The origin of the name is lost in time but early 20th century newspapers debated several options.
There was the Aboriginal suggestion it meant the "place of high winds" while the Argus suggested it was named by surveyor H. Stuart Russell for the cam wheel of his measuring apparatus.
A third explanation involving another surveyor was provided to the Brisbane Courier in 1926 by Mrs. Millicent A. Carr-Boyd, "The statement that the town of Camooweal was named by Mr. Surveyor Russell is incorrect," Mrs Carr-boyd wrote.
"The town of Camooweal was surveyed and named in the early 'eighties by my late father, Surveyor George T. Weale. The survey party was entirely dependent on camels for its progression, and my father in naming the place, had this dependence in mind. The second syllable in the name is his own name, slightly altered."
However it came about it was quickly established as an important outpost for carriers and drovers (a link that remains to this day with the Drovers Camp).
It was also a colonial customs post with the then-South Australian controlled Territory less than 10 miles away.
Queensland charged £3 a head of cattle and in 1890 the customs office recorded they had collected £33,375 for cattle headed to New South Wales that year.
A post office opened in 1885 and by the end of that year it was bustling with two hotels, two butchers, a borading house, a smithy, a saddler, a Chinese garden and several houses, and had a police barracks under construction.
What became Freckleton's store was built in 1885, and by 1901 was known as Synnot, Murray and Scholes Ltd, who acted as forwarding agents for their other shop at Burketown.
The store is heritage listed and "important in demonstrating the principal characteristics of early corrugated iron outback store buildings."
By 1926 Camooweal housed a 100 people and its remoteness was diminished by the fact it was now the northern terminus of the newly established Queensland and Northern Territory Aerial Services routes across western Queensland.
Sadly a Camooweal man, Rocklands station manager William Robert Donaldson, was one of three that died in QANTAS's first fatal air crash in 1927 near Tambo.
That plane was flying from Charleville to the newly established Mount Isa, which was starting to take the border focus away from Camooweal, as did the end of colonial customs collection in 1901.
The dirt track between the two towns was significantly improved in the Second World War.
The bitumen road was built with American funds as a link between the southern states and what threatened to become the 'front line' in the Northern Territory. Local wags called the road Tojo's Revenge for the Japanese military leader who had forced its hasty building.

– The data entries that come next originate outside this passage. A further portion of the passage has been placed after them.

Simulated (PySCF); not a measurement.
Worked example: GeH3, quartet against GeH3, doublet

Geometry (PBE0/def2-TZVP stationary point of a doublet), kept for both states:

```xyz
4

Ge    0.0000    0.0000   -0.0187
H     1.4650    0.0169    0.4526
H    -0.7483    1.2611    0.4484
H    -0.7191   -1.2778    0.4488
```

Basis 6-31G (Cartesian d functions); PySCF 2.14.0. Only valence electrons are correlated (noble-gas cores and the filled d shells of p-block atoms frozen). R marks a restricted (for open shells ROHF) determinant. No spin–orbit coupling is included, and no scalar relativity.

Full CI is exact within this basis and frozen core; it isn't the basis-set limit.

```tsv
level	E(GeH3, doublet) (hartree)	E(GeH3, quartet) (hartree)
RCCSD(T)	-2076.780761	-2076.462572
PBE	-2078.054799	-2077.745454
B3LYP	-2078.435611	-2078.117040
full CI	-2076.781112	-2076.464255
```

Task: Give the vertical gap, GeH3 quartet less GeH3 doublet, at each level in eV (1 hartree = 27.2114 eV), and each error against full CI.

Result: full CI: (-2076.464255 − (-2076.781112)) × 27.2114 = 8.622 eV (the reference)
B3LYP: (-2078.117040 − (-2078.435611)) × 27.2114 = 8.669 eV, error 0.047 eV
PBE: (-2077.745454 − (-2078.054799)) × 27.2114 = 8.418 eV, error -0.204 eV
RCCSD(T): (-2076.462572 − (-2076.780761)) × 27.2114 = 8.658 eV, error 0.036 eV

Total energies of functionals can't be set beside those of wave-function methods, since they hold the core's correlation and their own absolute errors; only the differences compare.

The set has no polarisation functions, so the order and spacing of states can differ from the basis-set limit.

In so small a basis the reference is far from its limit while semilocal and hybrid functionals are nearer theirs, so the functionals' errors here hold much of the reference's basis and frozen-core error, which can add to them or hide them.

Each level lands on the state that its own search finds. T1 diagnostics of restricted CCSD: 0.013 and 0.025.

Camooweal had been the administrative centre of the Barkly Tablelands Shire and the lovely heritage listed shire hall is where they had their meetings.
In 1962 the shire was renamed Mount Isa Shire, reflecting the reality that the Isa was now the dominant centre of the region.
But when the Shire was renamed the City of Mount Isa in 1968, the 190km road to Camooweal made it into the Guinness Book of Records as the longest city road in the world.